Re: -mm -> 2.6.13 merge status (fuse)
From: Miklos Szeredi
Date: Wed Jun 22 2005 - 03:51:20 EST
> It would be helpful if we could have a brief description of the feature
> which you're discussing here. We discussed this a couple of months back,
> but I've forgotten most of it and it was off-list I think.
>
> Doing `grep uid fs/fuse/*.c' gets us to the implementation, yes?
>
> Which parts are controversial?
The controversial part is fuse_allow_task() called from
fuse_permission() and fuse_revalidate() (fs/fuse/dir.c).
This function (as explained by the header comment) disallows access to
the filesystem for any task, which the filesystem owner (the user who
did the mount) is not allowed to ptrace.
The rationale is that accessing the filesystem gives the filesystem
implementor ptrace like capabilities (detailed in
Documentation/filesystems/fuse.txt)
It is controversial, because obviously root owned tasks are not
ptrace-able by the user, and so these tasks will be denied access to
the user mounted filesystem (-EACCESS is returned on stat() or any
other file operation).
However nobody raised _any_ concrete technical problem associated with
this, and the 4 years of widespread use didn't turn up any either. So
IMO it's "ugly" only in people's heads and not in reality.
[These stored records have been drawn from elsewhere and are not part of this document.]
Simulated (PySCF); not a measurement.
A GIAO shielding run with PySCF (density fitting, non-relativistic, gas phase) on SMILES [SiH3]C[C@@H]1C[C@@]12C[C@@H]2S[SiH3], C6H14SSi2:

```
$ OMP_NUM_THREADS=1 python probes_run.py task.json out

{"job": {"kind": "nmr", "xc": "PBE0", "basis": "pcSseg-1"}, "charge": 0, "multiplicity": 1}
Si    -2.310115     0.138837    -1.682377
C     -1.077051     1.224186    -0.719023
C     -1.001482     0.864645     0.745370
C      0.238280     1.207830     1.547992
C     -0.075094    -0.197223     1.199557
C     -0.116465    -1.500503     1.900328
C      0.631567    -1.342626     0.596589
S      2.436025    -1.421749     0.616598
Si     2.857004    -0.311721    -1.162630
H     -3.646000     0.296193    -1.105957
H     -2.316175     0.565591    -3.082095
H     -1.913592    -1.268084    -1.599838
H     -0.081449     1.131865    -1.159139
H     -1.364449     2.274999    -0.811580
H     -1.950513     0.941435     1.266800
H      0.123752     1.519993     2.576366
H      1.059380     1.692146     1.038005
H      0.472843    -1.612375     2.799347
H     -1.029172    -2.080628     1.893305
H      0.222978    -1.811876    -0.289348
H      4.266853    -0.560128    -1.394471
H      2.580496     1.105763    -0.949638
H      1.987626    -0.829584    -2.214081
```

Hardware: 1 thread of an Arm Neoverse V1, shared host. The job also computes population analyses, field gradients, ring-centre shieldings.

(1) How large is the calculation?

> How _should_ we implement unprivileged mounts, if not this way?
A lot of the earlier discussion centered around making private
namespaces usable, and so segregating user mounts. However because
suid/sgid programs can still gain elevated privileges in a private
namespace the above check is still necessary.
So private namespaces are alone not a solution.
I also suggested (and implemented a patch) which hides the user
mounts, based on the above check. This would mean, that root and
other users would simply not see the user's mount instead of getting
an error. This was also received with very little enthusiasm.
A further suggested alternative was to confine user mounts to a single
directory (e.g. '/mnt/usermounts'). This would solve the problem if
every daemon and suid/sgid program was tought to not enter this
directory. This is quite impractical. Besides this is a very
inflexible solution.
I'm still waiting for a practical alternative. I don't consider
practical the opinion held by quite a few people:
"let's integrate FUSE now, without unpriv mounts, maybe we'll find
a better solution later"
I consider it highly unlikely, that any time will be better than now.